Aniakchak National Monument and Preserve is a U.S. National Monument and National Preserve, consisting of the region around the Aniakchak volcano on the Aleutian Range of south-western Alaska. The 601,294-acre (243,335 ha) monument is one of the least-visited places in the National Park System due to its remote location and difficult weather. The area was proclaimed a National Monument on December 1, 1978, and established as a National Monument and Preserve on December 2, 1980. The National Monument encompasses 137,176 acres (55,513 ha) and the preserve 464,118 acres (187,822 ha). Visitation to Aniakchak is the lowest of all areas of the U.S. National Park System, according to the NPS, with only 100 documented recreational visits in 2017. Most visitors fly into Surprise Lake inside Aniakchak Crater, but the frequent fog and other adverse weather conditions make landing in the lake difficult. It is also possible to fly into the nearby village of Port Heiden and proceed overland to the Aniakchak Crater.
The Alaska National Interest Lands Conservation Act (ANILCA) is a United States federal law passed on November 12, 1980, by the U.S. Congress and signed into law by President Jimmy Carter on December 2 of that year. ANILCA provided varying degrees of special protection to over 157,000,000 acres of land, including national parks, national wildlife refuges, national monuments, wild and scenic rivers, recreational areas, national forests, and conservation areas. It was, and remains to date, the single largest expansion of protected lands in history and more than doubled the size of the National Park System.
Jackson Hole National Monument was a wildlife reserve in Jackson Hole, most of which is now a part of Grand Teton National Park in Wyoming, United States. It was created by executive order by Franklin Delano Roosevelt in 1943, and met with considerable opposition from Wyoming legislators. Roosevelt later vetoed a bill that would have disestablished it. Jackson Hole is named after a fur trapper named Davey Jackson.
The Wilderness Society is an American non-profit land conservation organization that is dedicated to protecting natural areas and federal public lands in the United States. They advocate for the designation of federal wilderness areas and other protective designations, such as for national monuments. They support balanced uses of public lands, and advocate for federal politicians to enact various land conservation and balanced land use proposals. The Wilderness Society also engages in a number of ancillary activities, including education and outreach, and hosts one of the most valuable collections of Ansel Adams photographs at their headquarters in Washington, D.C.

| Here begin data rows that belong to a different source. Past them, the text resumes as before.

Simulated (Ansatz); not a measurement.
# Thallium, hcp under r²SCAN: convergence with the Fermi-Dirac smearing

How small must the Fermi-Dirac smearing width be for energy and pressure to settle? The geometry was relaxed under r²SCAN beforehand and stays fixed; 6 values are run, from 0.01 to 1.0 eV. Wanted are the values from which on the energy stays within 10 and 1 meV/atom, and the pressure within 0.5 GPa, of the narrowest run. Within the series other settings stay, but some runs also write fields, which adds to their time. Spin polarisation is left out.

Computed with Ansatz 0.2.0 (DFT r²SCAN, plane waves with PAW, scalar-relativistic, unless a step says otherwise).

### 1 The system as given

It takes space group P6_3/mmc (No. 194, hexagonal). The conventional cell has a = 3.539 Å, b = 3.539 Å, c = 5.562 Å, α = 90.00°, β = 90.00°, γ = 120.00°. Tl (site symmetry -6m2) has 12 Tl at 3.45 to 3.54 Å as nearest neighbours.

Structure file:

Escalante National Monument was proposed by Secretary of the Interior Harold Ickes in the 1930s as a unit of the U.S. National Park Service in the canyonlands of south central Utah. Centering on the canyons of the Escalante River, the proposed monument encompassed portions of present-day Canyonlands and Capitol Reef national parks, Natural Bridges and Grand Staircase-Escalante national monuments and Glen Canyon National Recreation Area. The proposed national monument was to encompass about 4,500,000 acres (1,800,000 ha). The Second World War interrupted Ickes initiative, which had encountered resistance from Utah politicians.
Midnight forests was a nickname given to the forests created by President of the United States Theodore Roosevelt near the end of his term as president.
Since 1872 the United States National Park System has grown from a single, public reservation called Yellowstone National Park to include 418 natural, historical, recreational, and cultural areas throughout the United States, its territories, and island possessions. These areas include National Parks, National Monuments, National Memorials, National Military Parks, National Historic Sites, National Parkways, National Recreation Areas, National Seashores, National Scenic Riverways, and National Scenic Trails.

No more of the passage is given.